Some thoughts on how we should charge for electricity, in order to more fairly reduce the overall cost of decarbonisation.
There is a debate going on (not just in Great Britain) about how we should charge customers for electricity. Historically, retail customers in Britain have been charged a daily standing price (in the order of 20p/day), and a fixed price per kilowatt hour consumed (in the order of 18p/kWh). However, the cost of maintaining the transmission and distribution network is increasing, we need to move from high carbon (which is mostly on-demand) to low-carbon power (which is mostly variable), and households can more easily generate and store electricity, as well as to flex demand. As a result, many people in the field agree that charging everyone on fixed rates is no longer the best way.
This is a topic I talk about a lot, but I sometimes struggle to convey what I mean. I have therefore written this blog post, not because I’m certain of the best answers, but to clarify my thoughts, and to make it easier for people to critique them. I consider three components— the need to better allocate fixed costs, the need for dynamic pricing, and the need to reduce the import-export price difference.
Allocating fixed costs
A large proportion of the cost of our electricity system have to be paid for, regardless of how much customers use in an individual hour. This includes costs from the distribution and transmission system, costs of environmental programmes, and fixed costs of the system operator. (I’m leaving out fixed costs of building generators, as these are only indirectly reflected in wholesale electricity prices.) As mentioned above, these fixed costs have historically been charged as a mix of a daily charge and a per unit charge.

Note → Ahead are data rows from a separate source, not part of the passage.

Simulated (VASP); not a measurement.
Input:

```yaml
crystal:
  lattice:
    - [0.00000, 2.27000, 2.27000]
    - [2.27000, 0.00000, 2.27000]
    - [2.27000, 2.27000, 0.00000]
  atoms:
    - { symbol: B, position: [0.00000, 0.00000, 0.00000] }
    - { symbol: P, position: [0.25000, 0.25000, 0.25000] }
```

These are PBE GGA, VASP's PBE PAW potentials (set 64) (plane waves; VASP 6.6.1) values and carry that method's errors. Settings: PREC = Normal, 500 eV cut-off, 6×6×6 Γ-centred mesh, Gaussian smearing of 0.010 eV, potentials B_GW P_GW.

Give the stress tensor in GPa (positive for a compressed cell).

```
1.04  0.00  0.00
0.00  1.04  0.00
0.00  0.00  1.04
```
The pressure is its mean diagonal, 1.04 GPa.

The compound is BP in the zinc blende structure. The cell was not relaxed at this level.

When we allocate fixed costs via a per unit charge, I believe we are under-charging customers that generate their own electricity and buy very little volume from the grid. These customers nonetheless expect the grid to be available at all times, so I believe should pay their share of these fixed costs. (To be clear, when the costs are genuinely marginal, a direct result of consumption, I am fine with not charging customers that don’t consume.) Where we charge fixed costs via a daily price, it is regressive, charging the poorest customers a higher proportion of their income than the richest.
I would like to pay the fixed costs of our electricity system from general taxation, in the same way that we would for roads. This would go some way to reducing inequality from the system. It would also give us room to pass on some more of the costs that do result directly from consumption, which unduly hurting poorer customers who tend to be less able to flex their demand. (Although out of the scope of this blog post, I would also support programmes that allow tenants and those that are less well-off to reduce energy consumption, for example by improving insulation.)
More dynamic pricing
Secondly, I think we need to be doing more to promote dynamic pricing, such as Octopus Energy’s Agile tariff which I blogged about here. Such tariffs vary prices based on wholesale prices and distribution/transmission congestion, incentivising customers to shift their consumption to times of lowest cost, and to make optimal use of battery and thermal storage. This reduces the overall cost of delivering electricity to everyone.
To be realistic, I don’t expect most customers to use dynamic prices, at least not for most of their demand. Most customers will continue using electricity when they want, and have to pay a higher price for it. I recognise that this will hit hardest those that are less well-off who have less ability to buy batteries or to flex their load (for example parents with young children) — this is why I am so keen to shift the burden from fixed costs away from such customers.
However, we don’t need everyone to shift their consumption. If we can get to the point where 20% of our demand is flexible, that would make an enormous difference to the system. I believe we will get to the point where we have enough capacity in electric vehicle and other batteries, hot water systems, and flexible industrial processes, that properly incentivised, they can make the system stable for everyone else.
The import/export price difference
Finally, I believe there is too large a difference between the price at which customers can buy electricity from the grid, and the price at which they sell it. To my mind, if my electricity is only worth 5p/kWh to the grid at a particular moment, I shouldn’t be charged double (or more) to buy that electricity at that same time.
I recognise that arrangements for households to self-generate electricity have been a bit of a mess. Historically, rather than directly subsidising solar PV installations, the UK government has offered a bizarre feed-in tariff in which customers get paid a fixed price for their self-generated electricity, whether it supplied to the grid or not. This has encouraged customers to use as much of their electricity as possible, and encouraged the purchase of batteries — not in itself a bad thing, but these aren’t being used optimally from a system perspective.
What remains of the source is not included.